Taking Pictures on Holiday

Child taking a picture of Egyptian Pyramids

Photo by Alfredo De Simone

By Nicoletta Marconi

Photography is a great way to get children involved in a family holiday. Taking pictures provides kids with a way to share a family adventure, be it travel to a far away land or weekend outing around town. It helps children observe what may have gone unnoticed and recall, with greater ease and spontaneity, the time spent with mom and dad. What's more, photography is a lesson in responsibility whether your child is a first time camera user or eager to assume the role of family photographer.
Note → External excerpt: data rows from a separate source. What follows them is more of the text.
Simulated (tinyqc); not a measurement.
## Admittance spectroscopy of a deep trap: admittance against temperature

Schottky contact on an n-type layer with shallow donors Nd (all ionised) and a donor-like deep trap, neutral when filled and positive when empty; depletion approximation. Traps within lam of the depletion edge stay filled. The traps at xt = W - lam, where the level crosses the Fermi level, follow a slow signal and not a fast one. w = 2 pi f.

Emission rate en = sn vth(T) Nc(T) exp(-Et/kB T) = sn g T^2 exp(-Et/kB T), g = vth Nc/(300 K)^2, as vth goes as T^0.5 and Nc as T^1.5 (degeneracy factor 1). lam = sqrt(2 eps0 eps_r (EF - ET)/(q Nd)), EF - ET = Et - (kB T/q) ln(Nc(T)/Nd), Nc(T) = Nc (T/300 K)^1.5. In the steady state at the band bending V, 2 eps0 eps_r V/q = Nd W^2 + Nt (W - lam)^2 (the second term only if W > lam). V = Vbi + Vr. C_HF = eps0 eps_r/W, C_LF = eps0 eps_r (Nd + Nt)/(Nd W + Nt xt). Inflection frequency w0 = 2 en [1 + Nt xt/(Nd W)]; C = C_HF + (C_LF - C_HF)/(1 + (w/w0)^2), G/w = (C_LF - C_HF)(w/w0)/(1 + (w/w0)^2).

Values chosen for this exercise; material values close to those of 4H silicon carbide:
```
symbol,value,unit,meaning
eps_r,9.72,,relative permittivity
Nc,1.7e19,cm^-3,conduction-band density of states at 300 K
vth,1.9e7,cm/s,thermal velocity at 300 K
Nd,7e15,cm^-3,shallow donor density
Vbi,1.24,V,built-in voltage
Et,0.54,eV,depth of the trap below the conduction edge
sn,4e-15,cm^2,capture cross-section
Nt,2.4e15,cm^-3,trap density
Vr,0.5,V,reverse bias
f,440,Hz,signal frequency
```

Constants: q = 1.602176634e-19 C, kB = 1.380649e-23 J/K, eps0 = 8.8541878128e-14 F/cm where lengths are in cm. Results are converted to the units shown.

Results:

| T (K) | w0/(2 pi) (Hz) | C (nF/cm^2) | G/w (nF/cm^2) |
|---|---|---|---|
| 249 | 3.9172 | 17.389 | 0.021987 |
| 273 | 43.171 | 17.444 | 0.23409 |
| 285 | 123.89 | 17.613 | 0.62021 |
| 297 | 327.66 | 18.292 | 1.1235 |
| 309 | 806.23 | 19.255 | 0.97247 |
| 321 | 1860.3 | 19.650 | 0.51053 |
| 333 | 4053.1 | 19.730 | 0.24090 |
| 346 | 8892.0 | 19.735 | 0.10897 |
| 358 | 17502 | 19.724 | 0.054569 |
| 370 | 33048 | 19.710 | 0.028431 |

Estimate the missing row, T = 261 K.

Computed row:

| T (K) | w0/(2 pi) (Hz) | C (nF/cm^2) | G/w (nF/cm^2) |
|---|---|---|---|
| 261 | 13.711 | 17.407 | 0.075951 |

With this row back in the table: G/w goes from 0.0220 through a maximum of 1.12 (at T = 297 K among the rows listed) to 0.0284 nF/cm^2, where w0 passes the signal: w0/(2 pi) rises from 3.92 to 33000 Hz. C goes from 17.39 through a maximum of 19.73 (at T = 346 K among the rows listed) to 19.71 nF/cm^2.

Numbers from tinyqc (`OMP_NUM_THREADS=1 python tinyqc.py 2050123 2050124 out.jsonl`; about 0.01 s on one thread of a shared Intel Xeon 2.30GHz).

The following tips will ensure that even the wary are engaged each and every time an image sparks their interest to click.

The right equipment
You don't need a professional camera to take a quality photo. Simple means can result in interesting pictures. Disposable or single use cameras have several advantages:
  • They are light and easy to use.
  • They can be carried in a backpack or worn, on a string, round your child's neck.
  • They come equipped with film and often times have a built-in flash.
  • They are not as delicate as your expensive camera.
  • They facilitate freedom of use wherever the kids may play.
What to snap
A suggestion or two will help children spot an opportunity and provide the inspiration to get started. Refrain, however, from making choices for them and they will record the world as they see it, weaving a personal tale.
  • Suggest they capture their story on film and recount their adventure through images to friends back home.
  • Help your child establish a time frame or develop a theme. For example, capturing the trip from take-off to landing or photographing everything that is different.
  • Point out things of interest - a strange hat or curious animal - and spark their curiosity.
  • Start simple. Animals, children, geometric shapes and colors are a great way to begin.
Ready, set, click
Limit the instruction to a few simple tips. You will avoid disappointment yet keep photography fun.
  • Avoid fuzzy photos: set the camera on a flat surface such as a rock in situations with little light.
  • Keep your eye on the horizon: it can shape the story.
  • Keep your back to the sun and the light will fall on your subject rather than the eye of the camera.
  • Get close to the subject and enable others to follow the tale.
  • Center the photo. If need be cut off the feet but don't chop off anyone's head!
  • Keep your fingers away from the lens.

Introduce your children to photography on your next family holiday and not only will you get them involved in the family outing you will open up a new world for them to explore.